Unfortunately, such emotional detail tends to be obscured by dialogue that’s almost too clevver, a signature of writer Diablo Cody’s style. United States of Tara is tonally reminiscent of Juno, especially in Tara’s barb-tongued teenagers. Those who found the film’s titular character pretentious and precious will have similar problems with Tara‘s quippy characters, as when Kate tells Tara that her attempts to talk about sex make her sound like “a Lifetime lady tampon movie.”
Like Juno, United States of Tara is a meditation on the normalcy of being different. Tara’s disorder is a metaphor for everyone, voiced at one point by one of her new clients, a ladder-climbing salesperson who asks, “Over the course of the day, how many different women do we have to be?” Tara and her relatives, particularly the bedwetting cinephile Marshall, try to fit in and never quite make it, but find love and support along the way, tempered by the occasional humiliation.

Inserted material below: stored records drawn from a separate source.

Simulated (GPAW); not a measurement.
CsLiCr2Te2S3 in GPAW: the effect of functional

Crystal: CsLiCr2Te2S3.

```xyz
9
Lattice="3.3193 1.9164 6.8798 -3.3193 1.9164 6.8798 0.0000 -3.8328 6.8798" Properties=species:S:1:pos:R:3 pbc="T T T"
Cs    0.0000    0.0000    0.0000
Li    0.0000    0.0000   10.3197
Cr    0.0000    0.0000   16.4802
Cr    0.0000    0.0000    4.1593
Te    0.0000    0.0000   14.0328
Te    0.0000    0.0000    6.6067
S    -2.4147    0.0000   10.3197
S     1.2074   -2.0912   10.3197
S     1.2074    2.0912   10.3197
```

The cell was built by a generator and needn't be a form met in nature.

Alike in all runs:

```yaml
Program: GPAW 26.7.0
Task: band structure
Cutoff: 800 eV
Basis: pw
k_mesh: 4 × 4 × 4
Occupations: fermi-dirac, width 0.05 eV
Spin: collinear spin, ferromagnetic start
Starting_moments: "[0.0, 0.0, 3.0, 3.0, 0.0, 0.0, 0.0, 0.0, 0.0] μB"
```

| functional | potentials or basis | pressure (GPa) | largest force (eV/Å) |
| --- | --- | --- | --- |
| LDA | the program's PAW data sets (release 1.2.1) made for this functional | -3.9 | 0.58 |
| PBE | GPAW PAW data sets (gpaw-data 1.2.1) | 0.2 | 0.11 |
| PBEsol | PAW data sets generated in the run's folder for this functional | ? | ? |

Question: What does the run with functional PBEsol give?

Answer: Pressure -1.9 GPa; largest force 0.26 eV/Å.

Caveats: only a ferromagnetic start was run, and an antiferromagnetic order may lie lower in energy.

In its message of acceptance and familial love, United States of Tara veers dangerously close to those “Lifetime lady tampon movies” Kate mocks. Although the show’s odd subject matter, premium-cable profanity, and preoccupation with sex make it “edgy” on the outside, it’s still a rather conventional family sitcom. The challenge is whether it can find freshness in this setup, and whether Tara’s alters will ultimately get too much in the way.